Leaving Creston, we take the wrong road, but soon get ourselves turned around and find ourselves on a wonderfully scenic drive north along the Kootenay Lakes to the ferry crossing at the north end of South Kootenay Lake. The ferry crossing is lovely and fun.
After leaving the ferry, we investigate a nearby provincial park, but deciding it is too civilized and too expensive for our tastes, we retrace our tire tracks (well, sort of) and continue north to Kaslo, a charming little town at a junction that takes us west to New Denver and then north to Rosebery Provincial Park, one of the parks that I had looked into. By now, it is getting to be late afternoon and we are ready to find “home.” We are delighted that this park has lots of available spots and is not as expensive as the others. An absolutely lovely campsite on the end of a loop is available and we are pleased to claim it. We have privacy, a creek nearby, wonderful tall trees including great old cedars, moss covered ground – like
a fairyland – and a steep mountain to guard our backside. Setting up goes smoothly, but I am beat; by time we have a little dinner, I am so tired I can hardly stand up to do the dishes. Bed is ever-so-welcome at our home at Rosebery, British Columbia, Canada.
Trout Creek in August – Part 3
Trout Creek in August – Part 3
Friday August 15th: Dark and overcast in the morning. We make a trip to Superior to get on the internet so Clifford can continue his research. Back at camp, I pick June berries to make a topping for yogurt. Most of the berries are drying on the branches and I will pick some later to add to trail mix. Even dry they are tasty little gems.
Later in the afternoon the dark clouds finally drop their burden of moisture; I set up my table and chair under the awning to watch the rain as I continue to write in my journal.
Later I join Clifford inside and begin editing photos until the battery on the netbook runs low.
An enjoyable day here at Trout Creek until a mishap with the hammock put a damper on things. Clifford invited me to sit with him, but the ropes gave way, leaving us both with tender tailbones. I am hoping that a good night’s sleep will repair the damage. In spite of the soreness, a good dinner followed by yogurt with June berry topping is a treat at the end of the day.
Saturday August 16th: As soon as I am up, I get ready to head to Alberton to join my daughter Ang in watching the play “Briar Rose” as performed by members of this little community. We join a friend (who had done a very convincing rendition of the wicked witch in the play) for lunch before Ang and I head down to the “natural pier” as I am eager to take photos there. There is a great rock formation in the middle of the Clark Fork River that is quite scenic and deserving of the attention of a TVK (Traveling View Keeper). We walk out onto the bridge, admiring the river and the rock.
We linger awhile, then head to her place on Ed’s Creek about 7 miles out of Alberton, as I want to give my grandson Oden a cello lesson. After the lesson, which goes very well, Ang and I visit awhile over a cup of coffee before I head back to Trout Creek. It was a fun day, pleasantly coming to a close as I sit at my vantage point at the top of the path looking down to the creek before darkness tells me to go inside.

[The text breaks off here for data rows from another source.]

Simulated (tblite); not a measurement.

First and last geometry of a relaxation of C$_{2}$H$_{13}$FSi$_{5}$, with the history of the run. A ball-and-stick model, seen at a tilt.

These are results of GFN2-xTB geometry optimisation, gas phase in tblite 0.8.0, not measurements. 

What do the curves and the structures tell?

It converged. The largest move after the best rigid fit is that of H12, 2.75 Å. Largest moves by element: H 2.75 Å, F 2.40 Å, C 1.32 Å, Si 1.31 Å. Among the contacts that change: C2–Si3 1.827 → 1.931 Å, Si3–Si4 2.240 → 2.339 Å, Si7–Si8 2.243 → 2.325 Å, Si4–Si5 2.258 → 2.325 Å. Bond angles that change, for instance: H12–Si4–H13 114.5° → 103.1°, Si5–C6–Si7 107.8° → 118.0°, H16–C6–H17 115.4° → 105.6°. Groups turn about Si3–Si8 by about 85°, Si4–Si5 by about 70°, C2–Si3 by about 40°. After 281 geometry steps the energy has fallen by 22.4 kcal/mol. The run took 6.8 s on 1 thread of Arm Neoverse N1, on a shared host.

Backpacking on the Borrego Trail
Tesuque Creek Crossing
May 5, 2012 –I crawl out of bed as the sunlight reaches the top of the far ridge. It is quite chilly, but we decide to forego a morning campfire, since we will be hiking after breakfast. We eat our breakfast – granola, a smoothie, and hot tea- as we sit on boulders in the sunshine.
Yesterday afternoon Clifford and I backpacked in on the Borrego Trail to camp at the same spot we camped when we came up here in September. We had intended to backpack to Stewart Lake in the Pecos Wilderness, but found out just before we left that that there was most likely snow on the trail – over 3 feet just a couple of weeks ago and it has not yet melted off. So, we changed our directions and drove up Hyde Park Road behind Santa Fe to the Borrego Trailhead and hiked up the Borrego Trail instead. Uphill and down, I can tell that I’m not in as good condition as I’d like to be. At the Tesuque Creek crossing, the water coming down the creek was higher than I’ve seen before, so Clifford carried my pack over for me. Then we made our way off the trail and upstream to our campsite. We set up camp and soon had a cheery campfire going. Dinner was refried beans and raman noodles – easy stuff to fix and eat. After cleaning up, we enjoyed a cup of tea at our campfire. The moon rose full in the east and Venus to the west was hugely bright. Soon to bed in our new little backpacking tent – light enough to carry and roomy enough to get in and out of bed with ease.
Our Cheery Campfire
Now, with the morning sunshine warming the crisp mountain air, we prepare for the hike which will be cross-country using GPS and compass, with our destination being a small mountain meadow. Clifford has plotted a journey for us, but many deep ravines and steep side hills force us to change our directions. We see lots of deer sign as we make our way amongst tall ponderosas, dense scrub oak, and scruffy fir trees. Deadfall and good size rocks abound, making hiking challenging. Eventually we reach a ridge-top knoll where we rest on a big fallen log and enjoy our lunch of hard-boiled eggs, cheese, and an avocado.
Cross-country Hiking
Thanks to Clifford’s skills, we are not lost, even though we are a bit off our route. We soon drop down to the Winsor Trail for an easier route back to camp. The Winsor Trail traverses the mountain behind Santa Fe from Tesuque to the ski basin and beyond. As we hike along in the direction of our campsite, the trail crosses the meadow that was our destination. It is a lovely spot, more open than most of the terrain here, but no water for camping. Further on is the junction to the Borrego Trail which takes us back toward Tesuque Creek and our campsite.
Mountain Meadow
On the map, one can see a triangle created by the Borrego Trail, the Bear Wallow Trail and the Winsor Trail. Each leg of this triangle is about a mile, although the Winsor Trail goes on for many miles either direction of the junctions with the two shorter trails. The Winsor Trail is a favorite of serious bicyclists and hikers, while the Borrego/Bear Wallow/Winsor triangle is great fun for casual hikers and folks taking their dogs out for a good walk.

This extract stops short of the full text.